Q: Talk about that pressure you felt, especially going into the Individual Final:
A: The Final is a very very hard class, because the championship all comes down to a two round grand prix with jumpoff. So if you go and have one bad round, you can’t recover from that. In a championship, when everything accumulates round by round you might catch up with the pack at the end, but [at the Pan Ams] if you had one bad round you might not even make it to the second round.
The day that I was feeling the best was on Sunday, I worked my horse in the morning and he felt great, I was thinking something good could happen.
Q: Can you take us through that jumpoff, when it was just you and McLain in the jumpoff for the gold medal?
A: I know what McLain is capable of and I had to make a plan and come up with what I thought was best. With my trainer Eddie Macken and also Rodrigo, we said he’s very likely to get my time, so I have to go as fast as I can and leave him in a position where it can go either way.
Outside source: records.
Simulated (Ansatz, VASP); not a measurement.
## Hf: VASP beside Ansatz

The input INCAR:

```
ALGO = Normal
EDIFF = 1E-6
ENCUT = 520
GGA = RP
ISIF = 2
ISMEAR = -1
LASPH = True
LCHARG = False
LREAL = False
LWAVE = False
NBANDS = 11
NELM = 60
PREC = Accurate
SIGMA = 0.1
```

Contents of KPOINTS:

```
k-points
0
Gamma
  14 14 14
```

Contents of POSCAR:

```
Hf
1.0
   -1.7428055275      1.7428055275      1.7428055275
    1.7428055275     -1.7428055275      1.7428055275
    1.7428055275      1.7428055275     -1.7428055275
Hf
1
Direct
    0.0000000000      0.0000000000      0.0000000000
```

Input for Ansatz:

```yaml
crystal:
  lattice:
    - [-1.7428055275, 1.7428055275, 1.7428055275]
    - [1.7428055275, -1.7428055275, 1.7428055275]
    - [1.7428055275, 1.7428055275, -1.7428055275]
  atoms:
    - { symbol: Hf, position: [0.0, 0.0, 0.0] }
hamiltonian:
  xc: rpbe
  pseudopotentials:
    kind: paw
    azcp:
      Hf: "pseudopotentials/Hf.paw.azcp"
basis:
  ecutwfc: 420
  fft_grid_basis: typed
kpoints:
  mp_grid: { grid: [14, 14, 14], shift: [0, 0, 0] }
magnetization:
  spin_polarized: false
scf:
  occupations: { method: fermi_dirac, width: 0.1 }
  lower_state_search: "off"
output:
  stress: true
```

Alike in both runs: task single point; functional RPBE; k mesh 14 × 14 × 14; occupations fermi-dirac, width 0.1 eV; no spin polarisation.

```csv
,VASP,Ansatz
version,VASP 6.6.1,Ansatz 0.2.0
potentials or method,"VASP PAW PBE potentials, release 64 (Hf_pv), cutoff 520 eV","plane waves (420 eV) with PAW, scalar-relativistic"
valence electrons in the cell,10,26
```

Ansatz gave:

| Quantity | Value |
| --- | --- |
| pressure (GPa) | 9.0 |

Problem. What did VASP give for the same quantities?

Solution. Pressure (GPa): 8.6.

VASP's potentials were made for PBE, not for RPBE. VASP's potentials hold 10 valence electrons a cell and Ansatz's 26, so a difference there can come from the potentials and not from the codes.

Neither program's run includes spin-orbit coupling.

When I left the ring I was a bit upset because of the rail I had down, but we planned that if I had a fence down, the time had to be good because then he would have to really try. When McLain was coming to the last three fences, I knew he couldn’t catch the time, so if a rail came down, I was going to win, and on the last fence he had a big rub and I had my hands on my head. . . but it was amazing. It was a little bit of a different feeling than if we were jumping off with five people. I really did enjoy everything leading up to the jumpoff because I knew I had a medal and I had the qualification already.
Q: So you qualified for the Olympics as an individual, but your country didn’t qualify a team (Venezuela finished 7th in team competition.) How will Venezuela move forward?
A: We didn’t perform at our best that day, and I hope that we can get the team more organized, and work hard in the next four years, and not take it as a failure, we try to turn it around and make it better, and improve and get better horses and come back in four years and try and qualify a team. We have talented riders and if we do everything right, we could try and get the qualification through the WEG. I think we should aim to get in the top ten in the next WEG, and if we don’t get there, but we make a big effort, we’re going to land better than where we are now.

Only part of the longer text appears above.